I suspect we’re all pretty familiar with the main stories surrounding Divali: Rama, Krishna, Lakshmi, Kali.
But down Mysore way, it’s Bali who is the central figure, as Tim Miller reminds us in his blog post this week:
Throughout Karnaataka state, where Mysore is located, Divali commemorates the one very special day of the year that King Bali rises from the underworld and showers the people with his blessings.
Bali was born as an asura, a demon, but a righteous asura who gains great wealth, power, and eminence through the help of his guru, Sukra (Venus). He nurses an ancient grievance against Indra, king of the gods, who once killed him in battle. Sukra, the guru of the asuras, restored Bali to life and helped him to become even more powerful than Indra. Bali led his army of asuras to the gates of Amaravati, Indra’s incomparable city. When Indra saw the strength of Bali and his army he fled without a fight, and Bali became the ruler of Heaven.
The story may be taking a familiar twist: Vishnu is about the arrive on the scene as Vamana, his dwarf avatar. You know the rest.

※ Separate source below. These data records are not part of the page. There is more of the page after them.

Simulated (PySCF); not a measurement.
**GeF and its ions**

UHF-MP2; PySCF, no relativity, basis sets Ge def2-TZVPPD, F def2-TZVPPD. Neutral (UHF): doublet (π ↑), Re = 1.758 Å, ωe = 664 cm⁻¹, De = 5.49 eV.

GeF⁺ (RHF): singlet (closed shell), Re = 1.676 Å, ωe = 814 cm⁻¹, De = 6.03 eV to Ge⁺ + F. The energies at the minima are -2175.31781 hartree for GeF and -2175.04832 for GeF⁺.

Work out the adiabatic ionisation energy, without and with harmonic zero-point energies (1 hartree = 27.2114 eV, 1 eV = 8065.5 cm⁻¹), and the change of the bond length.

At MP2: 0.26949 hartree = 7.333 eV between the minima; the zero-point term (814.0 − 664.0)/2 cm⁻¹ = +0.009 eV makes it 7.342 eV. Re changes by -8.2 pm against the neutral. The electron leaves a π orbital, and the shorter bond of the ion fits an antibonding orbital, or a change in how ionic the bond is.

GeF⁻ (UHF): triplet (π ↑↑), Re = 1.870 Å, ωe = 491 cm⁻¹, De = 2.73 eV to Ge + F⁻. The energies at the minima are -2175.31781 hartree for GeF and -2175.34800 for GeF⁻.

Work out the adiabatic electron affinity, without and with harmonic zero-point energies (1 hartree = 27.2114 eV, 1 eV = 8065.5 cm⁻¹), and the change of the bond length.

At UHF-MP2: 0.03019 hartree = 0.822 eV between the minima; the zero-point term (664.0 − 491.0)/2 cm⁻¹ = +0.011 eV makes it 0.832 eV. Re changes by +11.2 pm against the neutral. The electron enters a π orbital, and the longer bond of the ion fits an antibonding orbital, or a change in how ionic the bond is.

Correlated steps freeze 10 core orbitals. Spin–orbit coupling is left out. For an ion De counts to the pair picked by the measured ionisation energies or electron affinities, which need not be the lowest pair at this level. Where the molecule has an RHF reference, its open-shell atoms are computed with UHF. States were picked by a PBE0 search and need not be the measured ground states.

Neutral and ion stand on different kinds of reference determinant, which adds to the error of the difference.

One of the most fascinating aspects of Hinduism’s traditions is the lack of clear divisions between good and evil, right and wrong. (Arjuna’s struggle that leads to the Gita is, perhaps, the most famous example.) The Mahabharata is full of figures who are bad, but redeemed — or at least have clear “good” qualities. Even Ravana is a wise and just king to his people — and he is still far from the evil character in many versions of the Ramayana. (And then there’s Rama’s treatment of Sita once they return to Ayodyha.) For me, it’s Duryodhana’s being in heaven at the end of the Mahabharata that I always have trouble getting my brain around; but he followed his dharma…
As we light the candles tonight, the complexities of life will be on my mind. (And, perhaps, the complexities of our Ashtanga practice.)